Jesus was tender towards outliers, and sharp towards religious people.  Warning sirens should abound amongst the ranks of American Christianity.  Were Jesus here today, would his sharpest words be directed at homosexuals, women who had got an abortion, men who had surgically become women, or drug addicts?  Not a chance.  His harshest words would probably be towards Senior Pastors, missionaries, preachers, and institutional Christian leaders.  Always for those on the margins, Jesus would be with the 'least,' the 'last,' and the 'lost,' those chewed up by life, people who had already had "major moral failures," gay people unable to find welcoming in a community, refugees and immigrants with no place in white suburban megachurches.  After all, doctors don't make a living by taking care of healthy people, according to something he used to say.

Jesus was "well-acquainted" with depression and sorrow.  Jesus knew heart-crushing loneliness, the grief of losing loved ones, the pressure of wanting more for people than they want for themselves, the despair and darkness of spiritual struggle.  He knew what abandonment by closest friends feels like.  He know the horrifying shriek of forsakenness as he cried out from the cross only to be met by the silence of the Father he thought would be there for him.  Against such conceptions of the spiritual life as happy, joyful, full of hashtags and bibles and "much-needed time in the word" and new boyfriends/girlfriends, engagement photos, new houses, athletic pastors that are always "really excited to be here this morning," and their hot wives that are really into calligraphy or photography, Jesus knew what it was like to look to the horizon for help and see only darkness, to look for his friends between exasperated breaths as he hung on the cross but see only thieves and Roman soldiers.

Jesus defies categories of "liberal" and "conservative."  The moment you think Jesus is more concerned with social justice than morality, he maximizes the Pharisees' moral interpretations of the Torah and denies a Canaanite woman any part in his ministry, and the moment you think Jesus is conservative he reinterprets and redefines age-old central traditions of Judaism, redefining the Temple as his own body and claiming to have the power of God to forgive sins.
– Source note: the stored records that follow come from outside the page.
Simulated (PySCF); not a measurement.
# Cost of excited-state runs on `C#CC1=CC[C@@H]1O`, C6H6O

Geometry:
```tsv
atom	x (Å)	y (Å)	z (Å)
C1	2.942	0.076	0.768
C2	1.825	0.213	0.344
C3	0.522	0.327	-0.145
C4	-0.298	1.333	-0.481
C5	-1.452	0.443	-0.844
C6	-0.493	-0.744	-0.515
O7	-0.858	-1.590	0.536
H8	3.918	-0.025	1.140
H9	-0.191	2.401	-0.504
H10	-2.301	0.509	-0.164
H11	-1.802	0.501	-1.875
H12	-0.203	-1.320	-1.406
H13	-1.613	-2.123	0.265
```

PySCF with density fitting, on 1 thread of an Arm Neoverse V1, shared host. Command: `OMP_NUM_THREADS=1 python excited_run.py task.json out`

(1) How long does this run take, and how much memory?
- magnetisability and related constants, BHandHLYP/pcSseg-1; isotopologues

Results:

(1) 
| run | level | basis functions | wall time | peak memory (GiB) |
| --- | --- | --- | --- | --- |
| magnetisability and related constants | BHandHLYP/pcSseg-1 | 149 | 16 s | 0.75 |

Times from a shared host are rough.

Jesus was probably ugly.  If we take the Isaianic oracles seriously as the Church has done traditionally, there was nothing particularly attractive about Jesus.  They say the Suffering Servant had nothing about him that we would find desirable. Was he overweight?  A dad bod?  Did he have a big nose?  Unibrow?  Who knows.  What we could probably infer at least is that Jesus had no distinguishing features that set him apart from anyone else.  Judas had to point him out ("the one that I kiss") to the soldiers who arrested him.  Mary mistook him for "the gardener" after the resurrection.  Most women probably would have "swiped left" on Jesus' photo if he had a Tinder.  Over and against a society hyper-obsessed with image, constantly curating online personas, filled with men whose sexual imaginations has been forever warped by pornography and women who feel constantly overlooked because of their body shape and type, the God who walked the world with sandals on was not good looking or handsome. In a society that objectifies women and obsesses over beauty, the dignity and power Jesus gave to women was unparalleled in the history of the world.  He loved the unlovely.  He touched the untouchables.  He demonstrated primary attention to people's hearts, once referring to a bunch of religious leaders as "whitewashed tombs," with outward appearances that were deceptive.

Jesus continues to defy the categories American Christianity tries to place upon him.  He continues to confront what we consider normal and good with the alternative world he's trying to pull us into—one not characterized by anxiety, scarcity, and consumption, but one filled with the abundance and wholeness of God. That's why I still find him, after all these years, compelling.